I've neglected this blog and writing in general for a long time. There are always the usual excuses; feeling too tired after a long day of bullshit at work, not knowing what to write, etc. But there's also the fact that even though it's been almost a year and a half since moving out, the trauma that came from living with a hoarder is still something that affects me deeply. Nothing ever feels clean enough, no matter how much I've tried.
A lot of things have taken place in the past year, some of which I'd like to forget. Last summer was particularly hard to get through. My roommate at the time had decided to not only force me to move out in order for her friend to move in, but to lie about the reason why. She claimed her mother had been abused by her stepfather and needed a place to stay, which was unnecessary in my opinion, but in the two weeks that it took to find a new apartment she also turned into the most inconsiderate, disgusting and self-serving person I've ever met in my life.

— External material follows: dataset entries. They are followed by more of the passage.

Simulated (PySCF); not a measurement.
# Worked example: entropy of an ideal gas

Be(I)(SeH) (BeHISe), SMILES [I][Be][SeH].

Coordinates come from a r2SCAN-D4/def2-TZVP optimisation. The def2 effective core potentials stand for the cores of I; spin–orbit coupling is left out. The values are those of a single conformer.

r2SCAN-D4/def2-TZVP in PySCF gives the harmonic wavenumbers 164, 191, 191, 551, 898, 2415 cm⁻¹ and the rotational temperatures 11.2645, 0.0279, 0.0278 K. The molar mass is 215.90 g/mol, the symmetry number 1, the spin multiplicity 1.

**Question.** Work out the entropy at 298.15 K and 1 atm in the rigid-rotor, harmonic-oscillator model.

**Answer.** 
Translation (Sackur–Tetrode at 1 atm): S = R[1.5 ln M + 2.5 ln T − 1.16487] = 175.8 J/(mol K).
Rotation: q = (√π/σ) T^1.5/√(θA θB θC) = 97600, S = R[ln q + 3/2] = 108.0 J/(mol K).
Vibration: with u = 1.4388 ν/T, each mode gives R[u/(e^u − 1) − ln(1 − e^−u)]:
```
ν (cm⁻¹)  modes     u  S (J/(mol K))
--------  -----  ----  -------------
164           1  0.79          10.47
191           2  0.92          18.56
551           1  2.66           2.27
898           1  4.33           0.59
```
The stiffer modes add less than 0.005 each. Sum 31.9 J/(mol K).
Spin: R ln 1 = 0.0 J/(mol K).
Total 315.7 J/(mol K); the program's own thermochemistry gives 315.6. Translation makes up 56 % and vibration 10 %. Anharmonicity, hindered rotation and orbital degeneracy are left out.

Anxiety and depression were at an all time high at this point, and there were several times throughout last July and August that saw a dip in my performance at work. The anxiety made me feel too sick to eat, and I ended up losing a lot of weight. While searching desperately for a new place to live, my former roommate and I were fighting over my part of the security deposit, which she wanted to keep regardless of having no valid reason to do so.
One of my friends had mentioned he was interested in looking for a new apartment as well, so we decided to start searching for a two-bedroom to share instead. I figured it would be easier now that both of us were looking at listings, calling realtors and viewing apartments. Unfortunately after an entire week we had come up with only one vaguely promising listing, which ended up falling through shortly after. We resorted to walking in to every real estate office in the neighborhood in person, only to be told nothing was available. I was ready to give up. It felt like I was on the verge of a nervous breakdown.
Luckily, my friend and I managed to find an amazing place only a week before I had to move. Since then things have been better, though I still find myself struggling; depression and anxiety are still a major part of my life, and the process of finding out how to deal with it hasn't been an easy one.